Technology: Census Software Is Full Of Defects, Watchdog Says
• "A key software system for the 2010 Census is behind schedule and full of defects, and it will have to be scaled back to ensure an accurate count of the U.S. population, according to a government watchdog report," USA Today reports.
• "A prominent consumer advocate warned" on Wednesday "that an FCC proposal to bring ultrafast broadband service to 100 million households over the next decade -- at the sizzling speed of 100 megabits per second -- would leave up to 30 million households without access to the technology," CongressDailyPM (subscription) reports.

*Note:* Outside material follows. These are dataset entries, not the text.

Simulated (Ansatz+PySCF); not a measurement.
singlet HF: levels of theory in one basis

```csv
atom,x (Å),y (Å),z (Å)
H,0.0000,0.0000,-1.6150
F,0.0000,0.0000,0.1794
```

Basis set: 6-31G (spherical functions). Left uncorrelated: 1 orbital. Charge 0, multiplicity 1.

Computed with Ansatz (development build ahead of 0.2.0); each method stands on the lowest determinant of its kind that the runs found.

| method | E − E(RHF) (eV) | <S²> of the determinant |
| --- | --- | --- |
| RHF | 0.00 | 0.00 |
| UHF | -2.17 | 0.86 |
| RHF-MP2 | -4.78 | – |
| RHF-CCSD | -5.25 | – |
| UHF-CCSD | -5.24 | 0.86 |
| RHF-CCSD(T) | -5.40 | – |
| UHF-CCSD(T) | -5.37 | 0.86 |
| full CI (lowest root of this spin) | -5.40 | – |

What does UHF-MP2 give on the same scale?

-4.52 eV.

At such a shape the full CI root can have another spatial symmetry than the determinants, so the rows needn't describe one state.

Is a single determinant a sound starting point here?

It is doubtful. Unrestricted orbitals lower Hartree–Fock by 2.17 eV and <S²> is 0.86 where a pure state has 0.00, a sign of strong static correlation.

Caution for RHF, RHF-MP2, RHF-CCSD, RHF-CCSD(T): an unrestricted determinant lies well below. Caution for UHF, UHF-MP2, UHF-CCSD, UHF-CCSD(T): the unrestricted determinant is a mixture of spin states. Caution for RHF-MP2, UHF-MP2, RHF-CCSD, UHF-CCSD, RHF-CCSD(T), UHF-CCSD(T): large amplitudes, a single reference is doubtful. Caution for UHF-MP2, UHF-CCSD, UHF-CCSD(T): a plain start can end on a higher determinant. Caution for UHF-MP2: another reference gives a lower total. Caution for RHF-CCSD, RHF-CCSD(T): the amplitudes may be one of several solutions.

• "More than 75,000 computer systems at nearly 2,500 companies in the United States and around the world have been hacked in what appears to be one of the largest and most sophisticated attacks by cyber criminals discovered to date, according to a northern Virginia security firm," the Washington Post reports.
• "Democrats and Republicans have tapped into the Google-Apple fight to debate whether the $787B stimulus is a success or flop," The Hill reports. "The parties released Web ads on Wednesday parodying commercials that have become staples of the two competing tech giants' marketing."
National Security: Pentagon Signals Fewer Contract Cancellations
• "The Pentagon's top weapons buyer, Ashton Carter, indicated on Wednesday that defense officials aren't planning another slew of high-profile contract cancellations over the next five years," The Hill reports. "Instead, Carter said that he works on a daily basis to protect the programs that are performing well, because even for a successful weapons contract there is 'no shortage of people that are out to get it.'"
• "A former U.S. Army sergeant became the latest person to plead guilty in a sprawling bribes-for-contracts scheme in Iraq in 2005 and 2006 that has ended the careers of five military officers," the Wall Street Journal reports. "Terry Hall, 44 years old, of Snellville, Ga., pleaded guilty Wednesday in U.S. District Court in Birmingham, Ala., to multiple counts of bribery, conspiracy, money-laundering and wire fraud."
Commentary: Charting The Future Of The Tea Party
• In Earlybird's Pundits & Editorials section, Karl Rove advises members of the Tea Party to "keep their distance" from both major parties.